Saturday, August 7, 2010

Important Doesn't Mean Serious

One of the problems missionaries can face in using New Media is being too serious or too formal. Don't get me wrong -- our messages about Christ or the Restoration are super serious! But the way people understand the importance of our message isn't always through stating that message like a sermon or a formal lesson. (Remember: A blog is not a pulpit.)

Let's say I want to tell the world about the importance of families. I could quote the Family Proclamation (which I believe in strongly). But I think I'd rather start with a clip from some family time at the Burton home:



That little clip has been played over and over in our family. Maybe it's not funny to you the way that it is to us, but this has now become part of our family folklore. Do you have moments from your own family life that have become enshrined in your common memory? My son is now 14, his voice deepening, and of course that little Mickey Mouse voice now just seems all the more funny to us. I love that video because it reminds me of lots of good times, just like that one, when all of us have been together laughing. Even as I write this blog post, right now, my wife is getting a picnic ready for us. We're going to go down to the lake and throw a frisbee, putting off yard work so we can enjoy time with our two younger sons.

"Successful marriages and families are established and maintained on principles of faith, prayer, repentance, forgiveness, respect, love, compassion, work, and wholesome recreational activities," says the Family Proclamation. True words, and I hold to them. But I first want people to know me, know my family, and then they will believe such words. It doesn't work as well the other way around.

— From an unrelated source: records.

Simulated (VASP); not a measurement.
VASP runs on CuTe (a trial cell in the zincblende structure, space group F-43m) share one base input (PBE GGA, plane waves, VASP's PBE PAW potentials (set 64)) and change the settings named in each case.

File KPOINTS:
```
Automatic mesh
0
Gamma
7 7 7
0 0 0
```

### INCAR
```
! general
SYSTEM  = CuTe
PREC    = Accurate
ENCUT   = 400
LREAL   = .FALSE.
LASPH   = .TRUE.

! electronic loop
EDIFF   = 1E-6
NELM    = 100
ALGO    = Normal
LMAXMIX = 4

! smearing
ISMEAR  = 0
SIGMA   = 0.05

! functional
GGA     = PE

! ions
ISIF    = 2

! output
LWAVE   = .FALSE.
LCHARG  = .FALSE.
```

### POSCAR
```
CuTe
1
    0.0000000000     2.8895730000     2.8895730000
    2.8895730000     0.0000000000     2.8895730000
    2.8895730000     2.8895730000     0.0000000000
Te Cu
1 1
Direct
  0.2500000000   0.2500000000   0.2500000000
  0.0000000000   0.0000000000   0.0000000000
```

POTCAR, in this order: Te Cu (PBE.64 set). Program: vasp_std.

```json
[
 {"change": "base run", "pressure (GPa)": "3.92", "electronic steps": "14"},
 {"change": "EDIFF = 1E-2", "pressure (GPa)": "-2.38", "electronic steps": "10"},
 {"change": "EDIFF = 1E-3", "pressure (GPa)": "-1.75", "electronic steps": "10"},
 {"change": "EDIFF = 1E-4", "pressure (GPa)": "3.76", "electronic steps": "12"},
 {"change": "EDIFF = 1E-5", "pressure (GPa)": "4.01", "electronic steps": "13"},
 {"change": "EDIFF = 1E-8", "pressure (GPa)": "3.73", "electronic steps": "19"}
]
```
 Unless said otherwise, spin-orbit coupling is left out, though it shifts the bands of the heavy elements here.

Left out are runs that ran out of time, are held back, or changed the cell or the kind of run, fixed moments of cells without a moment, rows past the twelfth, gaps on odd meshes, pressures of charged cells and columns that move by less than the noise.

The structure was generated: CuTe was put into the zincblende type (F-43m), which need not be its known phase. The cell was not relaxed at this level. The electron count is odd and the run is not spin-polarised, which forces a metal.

I'm so glad that with New Media I can show my beliefs, not just tell them. I can be personal without getting into others' faces (they can always click away, right?). I will keep stressing the power of the personal because this is where New Media and our faith combine so well: people believe what they see evident in your personal and everyday life. They are more likely to believe that the Burton family lives by the principles of the Proclamation when they can hear us giggling at a two-year old Inigo Montoya saying, "Prepare to Die!" with his cardboard sword.

Okay, my wife just came in while I was blogging, insisting on watching that video again. Now she's saying the lines from it as she is blow drying her hair. We smile back and forth to each other. Time to go gather the boys up and head to the lake. Life is good.